Tuesday 10 January 2017

Trudy Rubin: Lessons from the Taiwan call

Last month I visited Taiwan, off the coast of China, to check out the repercussions of a historic phone call between Taiwanese President Tsai Ing-wen and President-elect Donald Trump.
Initially, the Taiwanese were elated by the Dec. 2 call — the first such contact between leaders in Taipei and the United States since 1979. That’s when Washington switched its recognition from the government of Taiwan to the government of mainland China. Most other countries followed suit.
However, the United States retained warm, informal relations with Taipei, whose leaders hoped the congratulatory call would intensify those ties. Then came Donald Trump’s follow-up tweets and interviews, which turned the brief exchange into a challenge to U.S.-China policy as a whole.
This worried Taiwanese leaders, who never intended to provoke a major U.S.-China confrontation. As I heard from government officials, legislators, think-tankers and journalists in Taipei, many fear Trump sees them simply as a bargaining chip in a trade war with China. They also fear that China will make Taiwan pay for Trump’s provocations.
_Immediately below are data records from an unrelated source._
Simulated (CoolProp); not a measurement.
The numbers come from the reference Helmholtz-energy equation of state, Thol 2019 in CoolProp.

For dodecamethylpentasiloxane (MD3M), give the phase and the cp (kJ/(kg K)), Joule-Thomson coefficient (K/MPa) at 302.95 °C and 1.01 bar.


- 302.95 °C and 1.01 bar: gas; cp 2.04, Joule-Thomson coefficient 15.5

The whole episode illustrates how careless words or tweets from Trump can undermine valid efforts to upgrade policy and harm the allies the changes are meant to help.
A bit of history is needed to understand why the China-Taiwan issue could become the first big foreign policy crisis of the Trump presidency. After the nationalist Chinese lost the civil war to the Communists, their leader, Chiang Kai-shek, fled in 1949 with thousands of followers to Taiwan. He set up an authoritarian state that he claimed was the rightful government of all of China; China, on the other hand, said Taiwan was a renegade province of the government in Beijing.
Despite these tensions, Chiang Kai-shek’s son, Chiang Ching-kuo, gradually introduced democratic elections to the island in the 1980s. With its population of 24 million mostly ethnic Chinese citizens, Taiwan has become a vibrant democracy and hi-tech giant that is one of America’s closest trading partners.
So the question remains: How to reconcile Taiwan’s desire to remain an independent democracy with Beijing’s insistence that it will eventually reclaim the island? The answer has been for Taiwan and the United States — with Chinese acquiescence — to maintain a careful ambiguity over the island’s status.
But all that could now change.
The key has been a diplomatic formula known as the “One China” policy. In 1992, Beijing and Taipei agreed there was only “One China” encompassing the mainland and Taiwan — but disagreed over what the term meant.
However, the principle signified that Taiwan would not declare independence. As the years passed, though, the Taiwanese people, especially the youth who have grown up and been educated in a democracy, have begun to view themselves as wholly Taiwanese.
President Tsai, elected last year, leads the Democratic Progressive party, which considers Taiwan an independent country. In response to her victory, Beijing froze ongoing contacts with Taiwan and sharply reduced the lucrative flow of mainland tourists to Taiwan.
However, Tsai has stressed that she will maintain the status quo in relations with China and officials told me the call did not represent a policy shift. But Beijing is already retaliating, sending an aircraft carrier to conduct drills near the island, and making efforts to peel off some of the 21 small countries that recognize Taiwan.
The hope was that a call would lead to closer trade ties with the United States, including sales of defensive weapons or military technology that Taiwan needs but Washington has been reluctant to provide.
Vincent Chao, a spokesman for the Taiwanese National Security Council, said the expectation was that news of the call would be kept low key. “‘One China’ was not in the phone call,” he told me. Taiwanese officials communicated with the Trump team on media strategy and were asked to send a draft press release. “Before we heard back, a press release went out from their side, and then came the tweets.”
Those follow-up tweets blared the news of Trump’s call to the “President of Taiwan,” implying that he recognized her as a sovereign leader, and blasted China’s policy on trade, North Korea and the South China Sea. Then he went on Fox News and asked why he should adhere to the “One China” policy unless China made concessions on those issues.
“China was more upset about the raising of the ‘One China’ principle than the phone call,” said legislator Lo. “We were really surprised the president-elect himself would tweet. If big powers are going to engage in confrontation we have to be careful not to get entangled. Sometimes we become the scapegoat. It is easier for China to hit at us than at the Trump administration.”
If the president-elect really wants to warm relations with Taiwan, he shouldn’t make the island part of a frontal attack on China, with the implication that Washington will support Taiwanese independence. That could provoke a Chinese military retaliation against Taiwan that nobody wants.